Police were searching on Friday for an inmate who escaped from a Philadelphia jail by walking away from a work detail, the fourth breakout from a city lockup this year.
Gino Hagenkotter, 34, who was serving time on theft and burglary charges, was working in the orchard on the grounds of the Philadelphia Industrial Correctional Center in northeast Philadelphia shortly before noon Thursday when he asked the guard assigned to him for permission to use the bathroom, said Blanche Carney, commissioner of the Philadelphia Department of Prisons.
After Hagenkotter failed to return, the guard checked the restroom, but he wasn't there, officials said.
Hagenkotter scaled a fence, walked through a city sanitation department yard next to the prison, took off his jumpsuit and was last seen on surveillance video walking down the street, according to Deputy Police Commissioner Frank Vanore.
No one was hurt.
Vanore said Hagenkotter does not have “any dangerous history,” but officials warned he should not be approached, and urged anyone who sees him to call police.
Hagenkotter was due to be released from the nearby Riverside Correctional Facility into a transitional program on Thursday. But officials canceled the transfer after learning he had open retail theft charges in suburban Bucks County, and told Hagenkotter he would continue serving time at Riverside until April, Carney said. She said officials believe that played a role in his decision to escape.

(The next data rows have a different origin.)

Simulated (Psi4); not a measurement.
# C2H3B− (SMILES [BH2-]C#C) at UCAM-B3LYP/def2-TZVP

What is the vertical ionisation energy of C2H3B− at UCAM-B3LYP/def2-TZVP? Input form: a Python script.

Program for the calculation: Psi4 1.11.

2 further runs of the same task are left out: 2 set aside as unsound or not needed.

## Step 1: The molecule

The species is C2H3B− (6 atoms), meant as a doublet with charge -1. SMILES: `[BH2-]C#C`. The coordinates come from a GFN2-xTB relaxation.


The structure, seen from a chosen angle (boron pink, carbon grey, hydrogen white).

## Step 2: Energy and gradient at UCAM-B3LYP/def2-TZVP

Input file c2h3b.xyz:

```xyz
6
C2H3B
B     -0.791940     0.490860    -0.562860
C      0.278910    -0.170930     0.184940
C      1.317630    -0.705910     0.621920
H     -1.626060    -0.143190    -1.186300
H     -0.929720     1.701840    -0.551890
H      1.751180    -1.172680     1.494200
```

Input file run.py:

He is the fourth person to escape custody in Philadelphia this year.
In May, two men, including one charged with four counts of murder, escaped from Philadelphia Industrial Correctional Center by slipping through a gap that had been cut into a chain-link fence. The men were gone for nearly 19 hours before officials knew they were missing. Both were recaptured.
A woman briefly escaped the same jail in September by scaling two fences topped by razor wire.